Ok, TMC threw it down tonight by bragging about her sister-in-law’s Chili which I’m sure is very good because it’s not at all hard or fussy, that’s why I cook it too.
Mine has a variable number of ingredients because it depends on how long you want to eat it (as with everything else when I cook just for myself a full recipe lasts until I am entirely sick and tired). This is a full recipe.
- 3 Cans of Beans (Different types, Black Beans are the best if you’re looking to downsize it)
- 2 Large Sweet Onions (actually you can use 3, they reduce)
- 4 Cloves of Garlic (Toss in a whole Head if you’re not going to chop them up, but you still have to clean it)
- 1/4 Cup Olive Oil (depending on your pot, you may need more)
- 4 Heaping Tablespoons of Chili Powder
- 4 Measured Tablespoons of Cumin
So you peel and chop the Onion, and peel and chop or mince the Garlic depending if you’re going for the whole clove technique (you need more because the flavor is not as intense, at least you’re spared the chopping or mincing, you have to peel it anyway, just more cloves).
Umm… that’s the prep.
So you heat your Olive Oil to whatever temperature you’re comfortable with and toss in your Onions with a measured Tablespoon of Cumin and a heaping Tablespoon of Chili Powder and reduce them by half in volume. You’re not looking for a fond crust on the bottom or browning on your Onions (though if you like that you can).
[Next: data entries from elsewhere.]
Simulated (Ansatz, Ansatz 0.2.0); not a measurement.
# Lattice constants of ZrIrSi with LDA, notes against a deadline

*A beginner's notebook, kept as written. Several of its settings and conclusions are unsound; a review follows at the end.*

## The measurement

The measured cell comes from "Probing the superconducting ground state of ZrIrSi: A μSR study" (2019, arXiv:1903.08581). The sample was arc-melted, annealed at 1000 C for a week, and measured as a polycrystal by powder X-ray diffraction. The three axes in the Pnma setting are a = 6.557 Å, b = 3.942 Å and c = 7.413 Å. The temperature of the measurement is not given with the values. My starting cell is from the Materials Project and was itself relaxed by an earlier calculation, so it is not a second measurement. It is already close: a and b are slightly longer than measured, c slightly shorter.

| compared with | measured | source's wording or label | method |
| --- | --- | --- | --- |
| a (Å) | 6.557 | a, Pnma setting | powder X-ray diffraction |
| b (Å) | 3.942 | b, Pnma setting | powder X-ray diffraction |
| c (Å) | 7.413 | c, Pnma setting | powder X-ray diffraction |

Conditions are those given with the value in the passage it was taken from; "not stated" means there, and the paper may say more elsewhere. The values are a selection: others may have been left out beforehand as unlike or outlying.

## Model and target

When your Onions are reduced toss in your Garlic, stir and turn your heat to low. Add your first can of Beans (I recommend starting with the biggest ones) and another measured Tablespoon of Cumin and heaping Tablespoon of Chili Powder.
Yes you throw in the goo. That’s what makes it liquidy and not a solid gut wrenching mess. Deglaze the pot now if you need to, you’ll still need to scrape the bottom periodically and you might need to add water to achieve the consistency you desire- unheated it’s quite thick.
When you have bubbles again it’s time for the second can. I go for contrasting color Beans so light Pink and dark Red Kidney or a White Navy kind of mix things up. They all taste the same. You spice these the same as before and wait for them to heat.
Finally you put in the Black Beans (they are the smallest and cook the fastest), the last dose of 1 measured Tablespoon of Cumin and heaping Tablespoon of Chili Powder, turn your heat to barely a simmer, lid your pot (did I mention thick?), and let it meld.
Prep and cook time is about 30 minutes (well, TMC thinks I’m a terrible Sous because I take too long peeling the Garlic, but I like it clean with no paper), I try to give it an hour after the last can of Beans goes in but it’s edible from the git go.
The Chili is for flavor. The Cumin is for heat. The Garlic is for Umami. The Onion is for sweet.
Now Richard and Emily complain constantly that this recipe is like a 5 Alarm Firehouse, but they barely use Salt and Pepper. “Good Beef doesn’t require any seasoning!” said my Grandmother who was allergic to just about everything. I favor a little BAM!
This recipe produces a very mild (and very vegetarian) Chili that is sweet and chili tasting with a slight heat after. If you like it hotter you can always dose it with your favorite hot sauce (I prefer milder ones with more vinegar). It’s best served with shredded Cheddar Cheese (extra sharp) on top and a nice slice of butter coated bread.
Good eats. Not kidding.
So, I write about things that are not political. I write about anything.